This is my favorite story about Elena Passarello:
We were in college, and the theater department threw a basement party. Someone had hired a DJ. The audio equipment stood on a flimsy foldout table. The music was loud and throbbing.
Elena had made friends with a small cohort from Manchester, England, and invited them to the party. The Brits were new in town and didn’t know most of the people there, but that didn’t seem to bother them. They started dancing to the music.
One of them leapt up and down. It was a wild, thrashing dance. Emboldened, he sprang in the air and landed in the middle of the flimsy, foldout table.
The table broke in half. Or maybe it fell over. Whatever the case, the audio equipment went flying. Piles of CDs clattered on the tile floor. The music stopped. The party stopped. Everyone stared in disbelief at the Brits, who were now huddled in the corner, shocked and uncertain what to do next.
Elena sprinted across the room, grabbed a microphone, and screamed into it: “NO WONDER YOU LOST THE WAR.”
Everybody laughed. The Brits laughed. The partiers laughed. It’s possible even the DJ laughed. Everyone shrugged their shoulders, the music started to play again, and the festivities resumed, exactly as before.

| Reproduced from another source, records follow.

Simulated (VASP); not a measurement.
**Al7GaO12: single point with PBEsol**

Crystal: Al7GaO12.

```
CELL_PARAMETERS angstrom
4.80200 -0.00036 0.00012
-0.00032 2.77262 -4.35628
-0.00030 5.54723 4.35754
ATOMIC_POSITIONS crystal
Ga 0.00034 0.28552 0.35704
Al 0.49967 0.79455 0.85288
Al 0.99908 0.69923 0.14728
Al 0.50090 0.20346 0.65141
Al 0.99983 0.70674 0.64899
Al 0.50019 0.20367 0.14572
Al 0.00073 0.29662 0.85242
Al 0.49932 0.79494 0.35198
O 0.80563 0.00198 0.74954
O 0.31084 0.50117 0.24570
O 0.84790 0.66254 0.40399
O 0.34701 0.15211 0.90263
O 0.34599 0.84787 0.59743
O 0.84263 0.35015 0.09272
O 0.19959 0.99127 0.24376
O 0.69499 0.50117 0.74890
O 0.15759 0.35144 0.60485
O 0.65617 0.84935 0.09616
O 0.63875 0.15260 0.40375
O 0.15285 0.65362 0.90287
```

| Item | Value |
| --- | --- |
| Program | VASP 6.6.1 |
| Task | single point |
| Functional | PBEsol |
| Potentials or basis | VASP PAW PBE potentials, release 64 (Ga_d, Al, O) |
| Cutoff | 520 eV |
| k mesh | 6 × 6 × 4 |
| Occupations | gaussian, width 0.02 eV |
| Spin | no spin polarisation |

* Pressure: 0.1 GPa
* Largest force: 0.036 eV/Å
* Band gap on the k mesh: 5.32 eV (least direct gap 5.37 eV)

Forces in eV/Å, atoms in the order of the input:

This memory summarizes Elena in my mind: a boisterous, fearless, high-octane superhuman. Her zest and good humor can make 30 angry people smile.
It’s always strange, when you’ve known people for years and years, to read their writing, because the voice of prose is so different from the voice of the person you see in real life. This book does Elena’s personality some justice, but it’s also refined, perfected. It’s like taking an already perfect wine and distilling it into cognac.
Much has been written about Let Me Clear My Throat, so I’ll just summarize some of those remarks: It’s rare for a book to be about sound. Books are silent. They are usually read in quiet isolation. You can’t literally hear a book, any more than you can literally see music. It seems so obvious, that sound would be used as a literary theme, since it’s one of our very limited number of senses. Alas, not often.
The essay about the “Wilhelm Scream” alone is worth the price of the book, but the first-person account of the Stella & Stanley Shouting Contest is by far the most Passarellian. Though it’s been years since I’ve been able to hang out with Elena, this essay made that time feel a lot shorter. I am biased and protective about the books my friends write, but let Me Clear My Throat is objectively brilliant. And my anticipation for her next book makes me want to scream.